This engineers findings in his own words were:
1) Stone Lane is out of repair to the extent that it is not available to general cycling and horse riding use, especially in wet weather when the surface is treacherously slippery.
2) It was slippery and would be extremely hazardous by horseback.
This report does, I believe, fully support my actions and is in complete contrast to the view of the national park which was expressed by ranger Tim Parish in his article in the Harbourer: In the past we have felt that, whilst the surface is not ideal for riding, it is acceptable.
The difference between acceptable and extremely hazardous is so great that I will leave it to your readers to judge if it would be wise to walk or ride a horse up or down Stone Lane.
The park authority has a duty to assert and protect the rights of the public. I do not believe it is doing this.
Further, I find it quite remarkable that anyone who is involved in anyway in equine tourism or walking holidays, after reading the engineers report, could possible object to the action I have taken.

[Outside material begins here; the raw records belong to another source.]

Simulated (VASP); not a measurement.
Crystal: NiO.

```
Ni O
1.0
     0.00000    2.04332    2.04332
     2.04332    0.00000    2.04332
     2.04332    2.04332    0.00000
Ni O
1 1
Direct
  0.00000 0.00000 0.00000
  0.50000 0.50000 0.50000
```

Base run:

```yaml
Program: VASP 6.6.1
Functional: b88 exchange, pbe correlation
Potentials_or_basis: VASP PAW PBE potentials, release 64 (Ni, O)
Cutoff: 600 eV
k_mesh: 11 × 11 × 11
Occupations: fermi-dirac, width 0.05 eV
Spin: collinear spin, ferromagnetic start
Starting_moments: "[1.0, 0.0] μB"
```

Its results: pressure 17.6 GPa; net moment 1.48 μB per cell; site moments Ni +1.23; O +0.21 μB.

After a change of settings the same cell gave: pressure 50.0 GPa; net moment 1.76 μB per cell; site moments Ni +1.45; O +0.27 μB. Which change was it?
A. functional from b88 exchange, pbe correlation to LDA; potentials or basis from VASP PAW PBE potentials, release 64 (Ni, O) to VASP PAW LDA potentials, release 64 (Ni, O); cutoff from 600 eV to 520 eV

Some of the first comments in your paper on Stone Lane were concerned with the cost of the necessary remedial work (this money was ring fenced last year and cannot be spent on anything else but on rights of way ).
However, for reasons unclear, a new dimension has been added to the issue.
Mr Parish is claiming that there is conflict between restoring Stone Lane to a useable and safe condition and the objective of the national park to conserve and enhance the natural beauty, wildlife and cultural heritage of the National Park.
As wildlife is not an issue, we must be talking about beauty and culture.
Stone Lane in the past was a necessary and useful link (as all the other roads everyone uses today) in the road network of Exmoor and would have been in frequent use and kept in good repair by the parish, district council and before these the waywarden.
It was made and kept, not existing as a feature in the landscape for aesthetic reasons.
In the past the route from Exford to Simonsbath was across wild untamed country and was something to be endured rather than enjoyed.
It is now claimed there is an aesthetic and cultural similarity between Stone Lane, Winsford Hill and Culborne Church.
True, Stone Lane has a charm and a certain appeal, as do many other places and tracks on Exmoor, but it exists to be used and enjoyed by all and that is certainly not true in its existing sorry state.
The claim now being made by some people, and now seemingly supported by the national park, that the action that will now have to be taken to bring back to use Stone Lane, an action instigated by me, is a threat and danger to the natural beauty and peace of Exmoor, is completely unfounded and is unproductive and mischief-making.
V Craggs
Address supplied.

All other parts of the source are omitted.